Riley v. Srofe
Decision Date | 21 March 1950 |
Docket Number | 5 Div. 293 |
Citation | 35 Ala.App. 222,45 So.2d 328 |
Parties | RILEY v. STOFE. |
Court | Alabama Court of Appeals |
Walker & Walker and R. C. Smith, of Opelika, for appellant.
J. Sydney Cook, Jr., of Auburn, for appellee.
This is an appeal from a judgment ordering a new trial in a proceeding involving the right of property.
The order granting the motion does not disclose on what ground it was granted. In this state of the record the judgment must be sustained on review if we conclude that it was authorized on any ground assigned in the motion. Peyton v. Lewis, 10 Ala.App. 360, 64 So. 472; Bridgeforth v. National Life & Accident Ins. Co., 25 Ala.App. 75, 140 Co. 770; W. M. Templeton & Son et al. v. David, 233 Ala. 616, 173 So. 231; American Mutual Liability Ins. Co. v. Louisville & N. R. Co., 250 Ala. 354, 34 So.2d 474; Martin v. Birmingham Southern R. Co., 250 Ala. 583, 35 So.2d 339; Camp v. Atlantic Coast Line R. Co., 251 Ala. 184, 36 So.2d 331.
The converse is, of course, true. If the judgment granting the motion cannot be sustained on any one of the grounds, a reversal must follow.
One of the grounds of the motion is that the verdict was contrary to the evidence.
The property involved is a Chevrolet automobile.
The car was taken from George Riley under a civil execution. Mrs. Martha L. Riley, mother of George, claimed the car as her own. In the trial of right of property a verdict was returned in favor of the claimant. This verdict was set aside, as we have indicated.
In its material aspects the evidence is not in dispute.
Mrs. Riley testified that she purchased the automobile from Mr. G. B. Davidson in 1947 and paid cash for the property. An assignment of title from Mr. Davidson to Mrs. Riley was introduced in evidence. Mrs. Riley testified also that she was a widow; that her son, George, did not pay any of the purchase price; that he was only twenty years of age; that the automobile was used for family purposes by herself and her two sons, George and Albert; that Albert used the car while he was stationed at Fort Benning at which place she frequently visited him; that she let her son, George, have the car after he entered college at Auburn, Alabama; that he was a cripple and needed the automobile for convenience of travel about the campus. The car was seized while in possession of George at Auburn, Alabama.
Mrs. Riley testified that on one of her visits to her son, Albert, in Georgia, she registered the automobile in her name in that state. It appears that at a subsequent time the car was registered there in Albert's name. The automobile was carrying a Georgia license tag at the time it was seized.
According to the officer's testimony, when he took the property, George stated to him that the car belonged to his mother, Mrs. Riley.
The evidence we have delineated appears in the record without conflict or denial.
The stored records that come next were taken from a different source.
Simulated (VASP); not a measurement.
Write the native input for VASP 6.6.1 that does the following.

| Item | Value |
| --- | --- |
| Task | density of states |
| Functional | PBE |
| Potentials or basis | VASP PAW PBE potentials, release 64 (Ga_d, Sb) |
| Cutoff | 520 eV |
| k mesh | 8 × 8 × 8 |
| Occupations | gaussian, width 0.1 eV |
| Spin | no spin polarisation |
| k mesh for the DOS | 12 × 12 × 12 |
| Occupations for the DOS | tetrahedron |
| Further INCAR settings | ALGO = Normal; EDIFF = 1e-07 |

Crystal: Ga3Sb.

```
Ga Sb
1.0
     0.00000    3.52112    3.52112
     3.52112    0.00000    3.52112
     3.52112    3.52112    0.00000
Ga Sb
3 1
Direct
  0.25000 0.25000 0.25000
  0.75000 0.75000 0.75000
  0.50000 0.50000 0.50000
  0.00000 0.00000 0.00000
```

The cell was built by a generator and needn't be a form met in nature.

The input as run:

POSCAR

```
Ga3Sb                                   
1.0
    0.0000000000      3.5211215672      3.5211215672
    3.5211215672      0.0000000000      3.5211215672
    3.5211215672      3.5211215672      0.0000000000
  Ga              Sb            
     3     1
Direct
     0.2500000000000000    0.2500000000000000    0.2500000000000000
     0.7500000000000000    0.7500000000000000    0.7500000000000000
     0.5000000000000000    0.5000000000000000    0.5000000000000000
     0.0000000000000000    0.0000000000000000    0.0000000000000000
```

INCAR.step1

In the oft cited case of Cobb v. Malone, 92 Ala. 630, 9 So. 738, 739, the Supreme Court held:
When there is no evidence to support the verdict, it is clearly the duty of the court to grant a new trial. No court, possessed of a proper sense of justice, and a due regard for a fair and impartial administration of the law, can afford to allow such a verdict to stand. But when there is evidence on both sides, or some evidence to support the verdict, it should not be set aside, because it may not correspond with the opinion of the court as to the weight of the testimony, or because it is against the more preponderance of the evidence.'
See also, McEntyre et al. v. First Nat. Bank of Headland, 27 Ala.App. 311, 171 So. 913; Greeson v. Board of Education of Elmore County, 221 Ala. 483, 129 So. 42.
We are not unmindful of the rule which provides that because the trial judge saw and heard the witnesses a presumption is indulged in favor of his ruling in granting a motion for a new trial.
We give full force and effect to this doctrine, and yet it is our inescapable conclusion that the lower court was not authorized to grant the motion for a new trial on the ground of instant concern. The recitation of the undisputed evidence hereinabove makes this view evincingly apparent.
Ground 5 of the motion is predicated on the introduction of an exhibit in evidence. The document was introduced without objections by the appellee. The attempt to present this ruling for the first time by a motion for a new trial is wholly ineffectual. This is not the office or function of the motion. A motion for a new trial cannot take the place of an objection to the introduction of evidence which should have been interposed during the progress of the trial.
Title 7, Sec. 276, Code 1940 provides that a motion for a new trial may be granted for: 'Error of law occurring at the trial and excepted to by the party making the application.' (Emphasis ours.)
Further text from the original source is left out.